Spirit of the Living God, fall fresh on me.

We sing these words.  We pray these words.  But do we really mean these words?  Of course we want God to bless us.  Of course we want God to heal us and our loved ones.  Of course we want God to take care of us.  But do we really want God to mold us, to make us, to fill us and to use us?

To understand exactly what this means, God sends Jeremiah to the potter’s house… a place in the Hinnom valley outside the city walls, a valley that would later be called Gehenna which would become a metaphor for a place of eternal punishment.  It was a valley filled with he fire and smoke of industrial work including pottery, but it was also a place known for the devouring fires of child sacrifice (called Topheth in 2 Kings 23 and Jeremiah 7 and 19).  We can imagine Jeremiah walking down the steep hill beyond the city gate into this valley of black smoke and fire, stepping carefully through piles of clay, heaps of broken potsherds and filthy hard working people like we might imagine in the industrial era sweatshops of the early 20th century.

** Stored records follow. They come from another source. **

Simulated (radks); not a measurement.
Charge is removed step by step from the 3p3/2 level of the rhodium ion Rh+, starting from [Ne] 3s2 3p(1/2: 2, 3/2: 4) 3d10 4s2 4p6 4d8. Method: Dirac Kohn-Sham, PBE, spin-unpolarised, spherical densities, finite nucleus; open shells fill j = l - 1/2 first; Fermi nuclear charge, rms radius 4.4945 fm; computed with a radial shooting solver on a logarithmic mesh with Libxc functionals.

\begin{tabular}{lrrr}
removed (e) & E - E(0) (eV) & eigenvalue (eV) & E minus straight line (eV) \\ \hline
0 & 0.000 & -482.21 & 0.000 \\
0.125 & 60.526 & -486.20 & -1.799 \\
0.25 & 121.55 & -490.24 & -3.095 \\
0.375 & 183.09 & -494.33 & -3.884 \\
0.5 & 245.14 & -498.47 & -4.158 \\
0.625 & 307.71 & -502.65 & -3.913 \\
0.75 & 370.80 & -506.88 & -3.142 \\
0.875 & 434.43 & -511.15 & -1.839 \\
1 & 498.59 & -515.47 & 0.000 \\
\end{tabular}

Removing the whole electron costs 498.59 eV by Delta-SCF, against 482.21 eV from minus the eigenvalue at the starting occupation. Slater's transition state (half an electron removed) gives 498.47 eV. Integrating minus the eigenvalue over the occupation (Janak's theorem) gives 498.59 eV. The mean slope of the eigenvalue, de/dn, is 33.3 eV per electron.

There in the midst of industrial fires and piles of broken potsherds, among some of the lowest classes of people in Jerusalem, Jeremiah sees a man shaping and then casting aside a flawed piece of clay  In this man covered in mud and clay, he sees the hands, the face and the heart of God. 

Are we willing, like a piece of clay, to trust the potter’s judgment, even if it means being cast aside or entirely absorbed into something new because we are not useful in our current flawed state?  The potter does not destroy flawed pieces of clay out of anger, but he or she will do whatever it takes to make the clay useful and to be certain that no flawed piece will ruin the whole of the pottery.  What if God’s judgment is like this?  What if God’s declaration of coming disaster for Israel is less about destruction, vengeance or punishment and more about redemption and restoration?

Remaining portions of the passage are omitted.